Foie Gras with Cacao Dirt – photo by Park Hyatt Tokyo

The foie gras dish incorporates a Japanese orange-like citrus called dekopon. Chef Federico garnishes it with a crunchy cacao dirt that is a nice contrast to the foie gras mousse.

Federico Heinzmann

Cod and Scallops – photo by Park Hyatt Tokyo

A black olive powder is used in lieu of salt as it offers a “deeper flavor” and is a nice contrast to the smokey and creamy cauliflower puree.

Federico Heinzmann

Wagyū Steak – photo by Yukari

As an Argentinian, chef Federico is a master at cooking meat. He is enjoying exploring Japanese wagyū. Carrots are cooked in carrot juice, an intense puree that partners well with the wagyū steak. The sauce is made with a black garlic, beef stock, and olive oil. It reminds me of during the interview when he said, “if I can surprise you with a leek, cauliflower, or carrot” as that take more of an effort.

It was interesting to hear his thoughts on Japanese wagyū as it is so different from the lean meat of Argentina. He commented that “fat is taste and you need to manage the taste” and that in Argentina meat is often slow-cooked over a fire to get caramelization on the outside and to leave the inside pink.
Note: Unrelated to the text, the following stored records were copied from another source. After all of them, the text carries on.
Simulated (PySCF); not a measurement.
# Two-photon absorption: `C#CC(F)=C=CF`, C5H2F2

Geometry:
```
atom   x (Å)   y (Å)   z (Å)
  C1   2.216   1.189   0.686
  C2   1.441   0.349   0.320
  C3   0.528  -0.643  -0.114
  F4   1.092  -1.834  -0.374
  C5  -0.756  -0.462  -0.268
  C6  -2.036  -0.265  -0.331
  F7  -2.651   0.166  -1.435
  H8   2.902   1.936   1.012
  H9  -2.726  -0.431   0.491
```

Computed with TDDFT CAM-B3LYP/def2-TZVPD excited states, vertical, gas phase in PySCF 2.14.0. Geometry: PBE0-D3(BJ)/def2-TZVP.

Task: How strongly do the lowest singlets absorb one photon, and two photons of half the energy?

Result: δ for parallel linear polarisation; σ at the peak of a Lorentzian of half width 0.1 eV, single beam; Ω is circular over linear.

Here you can see the tall ceilings of the New York Grill. The city lights sparkle from below as the restaurant is on the 52nd floor of the hotel. There are no tall building nearby so the views are magnificent.

The wine list at the New York Grill is mostly from California. These wines do great with chef Federico’s cuisine. The New York Grill and Bar offers some of the most spectacular views of Tokyo with cuisine and wine to match.

Some good advice from chef, “Construct your food from what you have, not what you want”.